Since the Stock Exchange of Hong Kong (HKEx) issued its interim guidance on Pre-IPO Investments in October 2010, the market has come to accept that early-day investors in a company preparing for an initial public offering (IPO) cannot expect to see each and every corporate governance and protection rights, however fairly or harshly negotiated, to survive a listing.

The reason for HKEx's guidance is simple: every public shareholder is the same and therefore should expect equal treatment and protection in the company after its IPO. Listing decisions and subsequent guidance letters (mainly GL43-12 and GL44-12) have also consolidated the various requirements and expectations about timing of pre-IPO investments, what count as pre-IPO "special rights" that will not be allowed to continue after IPO, how would HKEx react during an IPO application if it considers a particular pre-IPO shareholder has been conferred "special rights". (See our last update: Pre-IPO Investments: The Dos and Don'ts).

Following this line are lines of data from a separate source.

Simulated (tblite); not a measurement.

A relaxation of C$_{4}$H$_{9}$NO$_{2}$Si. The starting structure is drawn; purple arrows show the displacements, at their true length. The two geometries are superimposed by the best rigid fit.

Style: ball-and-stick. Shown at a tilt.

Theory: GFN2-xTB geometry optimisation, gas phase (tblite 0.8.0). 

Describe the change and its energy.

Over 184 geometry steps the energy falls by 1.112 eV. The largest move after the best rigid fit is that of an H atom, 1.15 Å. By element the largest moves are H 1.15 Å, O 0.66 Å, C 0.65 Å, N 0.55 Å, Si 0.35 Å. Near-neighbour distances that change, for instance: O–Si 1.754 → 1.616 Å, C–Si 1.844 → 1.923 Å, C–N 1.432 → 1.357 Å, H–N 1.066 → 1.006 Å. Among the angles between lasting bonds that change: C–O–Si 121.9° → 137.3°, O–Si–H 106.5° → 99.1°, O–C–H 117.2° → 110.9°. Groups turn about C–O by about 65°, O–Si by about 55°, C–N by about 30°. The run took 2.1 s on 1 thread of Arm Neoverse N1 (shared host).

In the latest update to the guidance letter GL43-12, these requirements and expectations are further refined:

  • The "28/120" rule: Pre-IPO investment funding (i.e., the cash) must be irrecoverably settled with the IPO company at least 28 clear days before the listing application (i.e., A1 submission), or the listing (i.e., the IPO) will be postponed to 120 days after settlement of all pre-IPO investments. This is but a slight adjustment to the formerly so-called "28/180" rule, which expects the funding either arrives 28 clear days before A1 submission or 180 days before listing. It is now the "28/120" rule.
  • Divestment Rights must be terminated before A1: It is now clarified that whatever one calls it (put, call, redemption right, repurchase option etc.) so long as an pre-IPO investor is conferred a right to exit or divest his or her investment back to the IPO company or another shareholder (i.e., Divestment Rights), such rights must be terminated (or exercised) before A1 submission. HKEx will simply delay the IPO for another 120 days until these rights are terminated or exercised.

    However, HKEx may not insist on termination of such rights (and delaying the IPO) if the Divestment Rights are defined to be exercisable only if an IPO is not taking place. Presumably, redressing pre-IPO investors for IPO execution risk is considered acceptable. Obviously, in such circumstances, HKEx would expect to see very clear defining languages in the relevant agreement to the effect that the Divestment Rights in question will be terminated upon IPO. To avoid any unnecessary delay of the IPO process, pre-A1 consultation with HKEx would be useful if rights of these nature cannot be terminated before A1 submission.

  • "Negative pledges", "reserved matters" no longer acceptable even if they are fair: The previous guidance was that so long as the terms granted by the IPO company are not egregious and are fair, they may be allowed to survive IPO. We have commented earlier that what constitute non-egregious rights remain to be seen. Now, HKEx has clarified this by removing guidance to these effects altogether. That means, "negative pledges", "reserved matters" are no longer acceptable "special rights" even if they are fair. Yet, arrangements between shareholders (as opposed arrangements made with the IPO company as a party) are private arrangements and should remain unaffected by IPO.
  • No more "unwinding": The previous guidance was that unacceptable "special rights" should be "unwound". Instead of seeking to clarify what and how to "unwind" unacceptable "special rights", HKEx’s latest guidance is this: "unwinding" creates confusion and may not be practical to implement; "unwinding" will no longer be accepted as a remedy for unacceptable "special rights", which must be amended or terminated prior to listing under HKEx's guidance.